The U.S. sanctions on Iran are not biting yet, as global oil markets are well supplied. In the coming weeks, Iranian crude volumes should show a decline. At the same time, the success of Trump’s sanctions relies for a large part on the compliance of international buyers and the position taken by leading OPEC members. The three leading NOPEC countries have indicated that they are able and willing to open their taps to supply for possible gaps in volumes worldwide. Combined with increased U.S. production, this should dampen price increases. Stability is key for most it seems, but that may not always be the case.
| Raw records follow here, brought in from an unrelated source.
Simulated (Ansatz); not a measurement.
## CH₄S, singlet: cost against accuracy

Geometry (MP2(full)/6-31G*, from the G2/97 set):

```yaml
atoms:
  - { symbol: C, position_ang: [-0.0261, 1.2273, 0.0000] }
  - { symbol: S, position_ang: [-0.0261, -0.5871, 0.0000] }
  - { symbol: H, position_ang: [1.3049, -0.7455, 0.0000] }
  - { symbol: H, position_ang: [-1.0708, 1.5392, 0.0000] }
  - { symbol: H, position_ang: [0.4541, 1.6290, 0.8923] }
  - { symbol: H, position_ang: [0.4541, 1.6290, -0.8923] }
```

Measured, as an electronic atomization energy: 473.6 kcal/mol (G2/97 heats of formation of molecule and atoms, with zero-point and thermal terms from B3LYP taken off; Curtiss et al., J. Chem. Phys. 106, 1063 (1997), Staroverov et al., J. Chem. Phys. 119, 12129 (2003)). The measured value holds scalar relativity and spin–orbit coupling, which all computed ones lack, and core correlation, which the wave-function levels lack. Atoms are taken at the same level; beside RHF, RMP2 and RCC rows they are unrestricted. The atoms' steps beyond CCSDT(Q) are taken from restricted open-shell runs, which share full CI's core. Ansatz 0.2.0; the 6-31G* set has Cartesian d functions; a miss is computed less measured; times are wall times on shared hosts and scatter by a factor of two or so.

Iraq, OPEC’s 2nd largest producer indicates that it wants to supply Asia’s main oil consumer China with 60 percent more crude in 2019. Alaa Al Yasiri, director general of Iraq’s Oil Marketing Company SOMO, stated that Baghdad is ready and willing to ship around 1.45 million bpd to China in 2019 – 550,000 bpd more than in 2018. In addition to its 10 current clients in China, including Chinaoil and Unipec, SOMO signed an oil trading venture with Zhenhua Oil, based in Tianjin. The new venture has set a target of 160,000 bpd, to be provided to small independent refiners and large petrochemical plants in China. Iraq’s new strategy is to tap into growing Asian demand. Part of the new Iraqi supplies could even come via the Turkish port of Ceyhan.
SOMO’s statements followed statements made by Iraq’s new oil minister Thamer Ghadhban, who stated that current oil prices are fair. Ghadhban also indicated that Iraq will supply additional volumes if the market needs them. The Iraqi official also reiterated that there is not yet a need for a change to the current OPEC-Russia market strategy. By 2022 Iraq aims to have a production capacity of around 7 million bpd, in contrast to its current 5 million bpd. A more aggressive Iraqi oil (and gas) sector will have an immense impact on global markets. However, as has been seen the last years, plans and strategies in Iraq can struggle due to political infighting. At the time of writing the country still does not have a new government in place.
The optimism of recent weeks and the progress made by the coalition set up by Prime Minister Adel Abdul Mahdi’s government has been tempered. Iraqi Shi’a power broker Moqtada Al Sadr, the leader of the Sairoon Coalition, has imposed a veto on the candidate of the Binaa Coalition for the post of interior minister, Faleh al-Fayyad. At the same time, Al Sadr refused to give the education portfolio to the Arab Project, which is led by Khamis al-Khanjar. Due to the veto, the parliamentary vote on eight ministers in the new government is postponed. Since the Iraqi elections, religious, ethnic and power politics have delayed or outright prevented any real decision-making.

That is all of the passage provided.